By Dan Godsell, global sales, North America
In today’s fast-paced, ultra-competitive global economy, change is a necessary constant to remain competitive. Strategic shifts in specific functions, including business travel programs, can send ripple effects across an organization. Implementing a large corporate travel program is no small task, but there are strategies that will help ease change management, particularly in this age of digital transformation.
This is the second in a series of articles on travel procurement in a rapidly changing economy. In the first, I wrote about procurement practices struggling to keep pace with a fast-changing world. Here, I want to focus on the topic of strategic alignment with corporate priorities by offering a big picture view, a real-world example, and some specific steps you can take to align your travel program with your organization’s goals.
The value of this alignment process can be clearly seen if we consider the effects of misalignment. Goals missed typically have ramifications such as reduced revenue and/or share price. It’s easy to understand these effects when measuring items such as R&D investment gone awry. Less tangible, or indirect categories, also impact revenue, employee retention, customer satisfaction, and much more if they’re not aligned to organizational goals. Travel programs can fall into this category.
Travel and procurement teams can build their credibility and influence by purposefully linking their travel programs to the big picture. Let’s look at a scenario that demonstrates how this alignment effort helps the travel manager, the organization as a whole, and travelers.
Often in executive strategy meetings some priority is placed on employee recruitment and retention. We’ve been hearing about the war for talent for many years, and the pressure to find and keep the best people has never been higher. For context, in August 2019 the US unemployment rate was at 3.7 percent, according to the federal Bureau of Labor Statistics. That’s historically low — even lower than what some economists consider full employment. Yet, according to the St. Louis Federal Reserve Bank, the professional unemployment rate is 2.9 percent as of July 2019. In Canada, the unemployment rate was at a nearly 20-year low of approximately 5.8 percent in 2018. That means that within the framework of an overall tight labor market, there are segments of specialized capability where the war for talent is very real.

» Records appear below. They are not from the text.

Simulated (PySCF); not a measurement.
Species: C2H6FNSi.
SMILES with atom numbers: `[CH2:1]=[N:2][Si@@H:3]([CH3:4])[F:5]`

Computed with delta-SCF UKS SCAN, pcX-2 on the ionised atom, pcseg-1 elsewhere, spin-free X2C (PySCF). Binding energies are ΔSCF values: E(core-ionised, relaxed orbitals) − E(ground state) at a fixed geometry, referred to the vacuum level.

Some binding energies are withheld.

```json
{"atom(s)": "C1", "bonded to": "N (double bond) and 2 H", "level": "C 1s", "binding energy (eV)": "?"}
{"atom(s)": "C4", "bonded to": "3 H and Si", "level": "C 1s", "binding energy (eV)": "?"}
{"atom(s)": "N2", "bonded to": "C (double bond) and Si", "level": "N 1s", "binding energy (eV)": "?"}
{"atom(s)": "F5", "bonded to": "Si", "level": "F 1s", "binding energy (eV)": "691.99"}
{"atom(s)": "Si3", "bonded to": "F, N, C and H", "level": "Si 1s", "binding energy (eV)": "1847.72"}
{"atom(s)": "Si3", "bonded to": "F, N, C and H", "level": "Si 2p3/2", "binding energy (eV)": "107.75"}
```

The consequences of that competition for the best and brightest are quite tangible. We reported that research showed replacing an employee who is paid an annual salary of $100,000 can cost $213,000 — 213 percent of the salary. Building on that one data point, a large enterprise can save a significant amount of money with relatively small reductions in turnover.
If one of your organization’s goals is to find and retain the best talent, your travel program can become a part of this strategy.
I recently consulted with a client, a financial firm that’s been growing rapidly, at the same time they were completing their yearly planning. One of the key drivers behind several of their strategic goals was the changing demographics of their employees. Millennials now make up a majority of their workforce, and they knew this generational change would continue, along with the evolving expectations of this workforce cohort.
At the same time, the travel and procurement team was reshaping the travel program. The organizational goal of “find and retain the best talent” was translated into “provide a next generation traveler experience” in order to fit the context of the travel program. It was used as part of their TMC evaluation criteria, and, just as importantly, as part of their communications and change management process.
When leadership asked why they were changing the travel program, the team was able to provide them with the same strategic reasoning as the leadership team. Suffice it to say, there was buy-in from the top-down.
Happy travelers are happy employees. Happy employees provide good customer service.
Recruitment and retention are just two examples that demonstrate the value of aligning with corporate goals. Some companies might work toward being a more data-driven organization. How do you collect, analyze, and take action on your travel program data? Perhaps one of your initiatives is to simplify (one of our guiding principles at Expedia). Cost reduction and control, digital transformation, safety above all else are also examples of guiding principles, and there are many more. You’ll discover how this can apply to numerous corporate strategies, visions, imperatives, and goals.
As business travel strategy discussions take place in your organization, look for opportunities to align your travel program. That might mean picking one or two corporate strategic goals and spending time understanding how travel impacts those goals. In evaluating travel management companies (TMCs), ask them how their services and tools support those goals. Work with your procurement team to build those criteria into your provider evaluations.
Of course, with strategy updates happening regularly, you also need to be prepared to do this again in future planning cycles. The alignment process then evolves into a continuous improvement method — a topic for another article.
One thing is for sure. Regardless of what your business travel program goals are, if you can use reasoning and messaging that resonates throughout your organization, you’ll have better results.
 “Civilian unemployment rate,” Bureau of Labor Statistics, updated August 2019, https://www.bls.gov/charts/employment-situation/civilian-unemployment-rate.htm#.
 “Unemployment Rate: Professional and Related Occupations,” Federal Reserve Bank of St. Louis, updated August 2019, https://fred.stlouisfed.org/series/LNU04032217.
 “Rate of unemployment in Canada from 2000 to 2018,” Statistica, April 29, 2019, https://www.statista.com/statistics/578362/unemployment-rate-canada/.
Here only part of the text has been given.